**Proof.**
First we explain how to think about condition (2). The diagonal of an unramified morphism is open (Morphisms, Lemma 29.35.13). On the other hand $D^\nu \to D$ is separated, hence the diagonal $D^\nu \to D^\nu \times _ D D^\nu $ is closed. Thus $Z_ n$ is an open and closed subscheme of $D^\nu \times _ D \ldots \times _ D D^\nu $. On the other hand, $Z_ n \to X$ is unramified as it is the composition

\[ Z_ n \to D^\nu \times _ D \ldots \times _ D D^\nu \to \ldots \to D^\nu \times _ D D^\nu \to D^\nu \to D \to X \]

and each of the arrows is unramified. Since an unramified morphism is formally unramified (More on Morphisms, Lemma 37.6.8) we have a conormal sheaf $\mathcal{C}_ n = \mathcal{C}_{Z_ n/X}$ of $Z_ n \to X$, see More on Morphisms, Definition 37.7.2.

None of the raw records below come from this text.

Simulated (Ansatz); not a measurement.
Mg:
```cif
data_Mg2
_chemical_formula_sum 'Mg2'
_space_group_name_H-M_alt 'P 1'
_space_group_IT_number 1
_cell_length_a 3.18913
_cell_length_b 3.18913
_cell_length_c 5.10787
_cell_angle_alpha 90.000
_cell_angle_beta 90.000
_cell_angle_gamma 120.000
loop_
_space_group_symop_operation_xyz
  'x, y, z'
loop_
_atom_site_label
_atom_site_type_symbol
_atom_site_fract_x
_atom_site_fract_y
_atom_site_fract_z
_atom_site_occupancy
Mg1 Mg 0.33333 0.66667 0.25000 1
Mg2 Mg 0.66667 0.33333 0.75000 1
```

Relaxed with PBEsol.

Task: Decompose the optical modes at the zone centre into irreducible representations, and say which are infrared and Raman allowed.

Formation of normalization commutes with étale localization by More on Morphisms, Lemma 37.19.3. Checking that local rings are regular, or that a morphism is unramified, or that a morphism is a local complete intersection or that a morphism is unramified and has a conormal sheaf which is locally free of a given rank, may be done étale locally (see More on Algebra, Lemma 15.44.3, Descent, Lemma 35.23.28, More on Morphisms, Lemma 37.62.19 and Descent, Lemma 35.7.6).

By the remark of the preceding paragraph and the definition of normal crossings divisor it suffices to prove that a strict normal crossings divisor $D = \bigcup _{i \in I} D_ i$ satisfies (2). In this case $D^\nu = \coprod D_ i$ and $D^\nu \to D$ is unramified (being unramified is local on the source and $D_ i \to D$ is a closed immersion which is unramified). Similarly, $Z_1 = D^\nu \to X$ is a local complete intersection morphism because we may check this locally on the source and each morphism $D_ i \to X$ is a regular immersion as it is the inclusion of a Cartier divisor (see Lemma 41.21.2 and More on Morphisms, Lemma 37.62.9). Since an effective Cartier divisor has an invertible conormal sheaf, we conclude that the requirement on the conormal sheaf is satisfied. Similarly, the scheme $Z_ n$ for $n \geq 2$ is the disjoint union of the schemes $D_ J = \bigcap _{j \in J} D_ j$ where $J \subset I$ runs over the subsets of order $n$. Since $D_ J \to X$ is a regular immersion of codimension $n$ (by the definition of strict normal crossings and the fact that we may check this on stalks by Divisors, Lemma 31.20.8) it follows in the same manner that $Z_ n \to X$ has the required properties. Some details omitted.

Assume (2). Let $p \in D$. Since $D^\nu \to D$ is unramified, it is finite (by Morphisms, Lemma 29.44.4). Hence $D^\nu \to X$ is finite unramified. By Lemma 41.17.3 and étale localization (permissible by the discussion in the second paragraph and the definition of normal crossings divisors) we reduce to the case where $D^\nu = \coprod _{i \in I} D_ i$ with $I$ finite and $D_ i \to U$ a closed immersion. After shrinking $X$ if necessary, we may assume $p \in D_ i$ for all $i \in I$. The condition that $Z_1 = D^\nu \to X$ is an unramified local complete intersection morphism with conormal sheaf locally free of rank $1$ implies that $D_ i \subset X$ is an effective Cartier divisor, see More on Morphisms, Lemma 37.62.3 and Divisors, Lemma 31.21.3. To finish the proof we may assume $X = \mathop{\mathrm{Spec}}(A)$ is affine and $D_ i = V(f_ i)$ with $f_ i \in A$ a nonzerodivisor. If $I = \{ 1, \ldots , r\} $, then $p \in Z_ r = V(f_1, \ldots , f_ r)$. The same reference as above implies that $(f_1, \ldots , f_ r)$ is a Koszul regular ideal in $A$. Since the conormal sheaf has rank $r$, we see that $f_1, \ldots , f_ r$ is a minimal set of generators of the ideal defining $Z_ r$ in $\mathcal{O}_{X, p}$. This implies that $f_1, \ldots , f_ r$ is a regular sequence in $\mathcal{O}_{X, p}$ such that $\mathcal{O}_{X, p}/(f_1, \ldots , f_ r)$ is regular. Thus we conclude by Algebra, Lemma 10.106.7 that $f_1, \ldots , f_ r$ can be extended to a regular system of parameters in $\mathcal{O}_{X, p}$ and this finishes the proof.